North Carolina’s cheapest rental homes are disappearing faster than the people who need them most can grab hold. A new national study finds the state now has just 38 affordable and available rentals for every 100 extremely low-income households, down from 41 the year before.

That slide translates into hundreds of thousands of people stuck choosing which basic need to pay for each month. Rent, or groceries. Rent, or the doctor. Rent, or the power bill.

According to the National Low Income Housing Coalition's The Gap state profile for North Carolina, the state has 348,518 extremely low-income renter households and only 133,436 rental homes that are both affordable and available to them. That leaves a deficit of roughly 215,082 units.

The same profile shows the ratio of affordable homes per 100 extremely low-income households fell from 41 to 38 in just one year, based on American Community Survey data. In other words, the hole that the lowest-income renters are trying to climb out of is getting deeper.

As reported by WFAE, 76% of extremely low-income renter households in North Carolina are severely cost-burdened, meaning they spend more than half their income on housing and utilities. The outlet notes the study finds many of those renters are cutting back on food, healthcare and other essentials just to keep a roof overhead.

Where the Shortage Bites Hardest

The crunch is statewide, but Charlotte is one of the clearest pressure points. The North Carolina Housing Coalition reports the Charlotte metro has about 77,395 extremely low-income renter households and only about 31 affordable and available homes per 100 of those households.

The group points to similar shortages in Raleigh and the Virginia Beach-Norfolk region, a pattern that suggests local development is not producing nearly enough deeply affordable units even as markets add more market-rate apartments.

Statewide Gap and What Officials Are Doing

Zooming out, the numbers get even starker. A 2024 Housing Supply Gap Analysis commissioned by business groups estimated a 764,000-unit shortfall across North Carolina, with much of that gap concentrated in Mecklenburg and Wake counties, according to the North Carolina Housing Finance Agency.

The agency highlights several tools it is leaning on to blunt the problem: preserving existing subsidized properties, targeting subsidies to the deepest needs, and adjusting programs such as tax-credit allocations and gap financing to stretch limited dollars further.

At the national level, NLIHC's 2026 Gap report estimates a shortage of 7.2 million affordable and available rental homes for extremely low-income renters across the country. The organization is urging Congress to expand rental subsidies, strengthen programs that preserve affordable housing and fund emergency assistance to keep people from being evicted.

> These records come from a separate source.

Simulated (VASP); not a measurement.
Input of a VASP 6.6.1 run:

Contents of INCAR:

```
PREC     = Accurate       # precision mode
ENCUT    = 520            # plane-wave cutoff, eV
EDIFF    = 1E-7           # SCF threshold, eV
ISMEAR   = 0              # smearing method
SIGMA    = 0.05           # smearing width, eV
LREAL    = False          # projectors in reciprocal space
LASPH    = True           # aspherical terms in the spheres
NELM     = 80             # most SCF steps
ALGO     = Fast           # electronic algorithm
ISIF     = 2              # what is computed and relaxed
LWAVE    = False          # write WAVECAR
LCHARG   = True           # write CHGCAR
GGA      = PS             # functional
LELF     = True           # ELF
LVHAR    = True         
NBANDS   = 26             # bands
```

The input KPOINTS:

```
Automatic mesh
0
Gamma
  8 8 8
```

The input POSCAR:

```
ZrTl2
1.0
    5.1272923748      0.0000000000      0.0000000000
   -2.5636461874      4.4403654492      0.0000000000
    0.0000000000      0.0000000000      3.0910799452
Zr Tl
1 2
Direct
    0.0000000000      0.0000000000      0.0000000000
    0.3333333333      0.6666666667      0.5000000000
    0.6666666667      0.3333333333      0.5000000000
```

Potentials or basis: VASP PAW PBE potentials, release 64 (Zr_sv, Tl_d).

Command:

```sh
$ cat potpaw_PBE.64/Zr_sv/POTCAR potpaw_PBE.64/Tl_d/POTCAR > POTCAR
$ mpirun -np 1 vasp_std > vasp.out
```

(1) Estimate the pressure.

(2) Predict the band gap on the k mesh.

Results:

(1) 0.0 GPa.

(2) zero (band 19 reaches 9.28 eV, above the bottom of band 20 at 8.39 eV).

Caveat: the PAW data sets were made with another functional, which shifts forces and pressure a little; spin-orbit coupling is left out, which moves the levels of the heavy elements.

Advocates argue it will take a mix of federal money, state-level programs and local zoning changes to close a gap of this size. None of that happens overnight, and they warn that without steady investment the shortage will keep pushing the lowest-income households further into economic precarity.

For now, the latest Gap numbers draw a sharp line under what is already visible in communities across North Carolina: if the state wants its poorest residents to stay housed, it has a lot of ground to make up.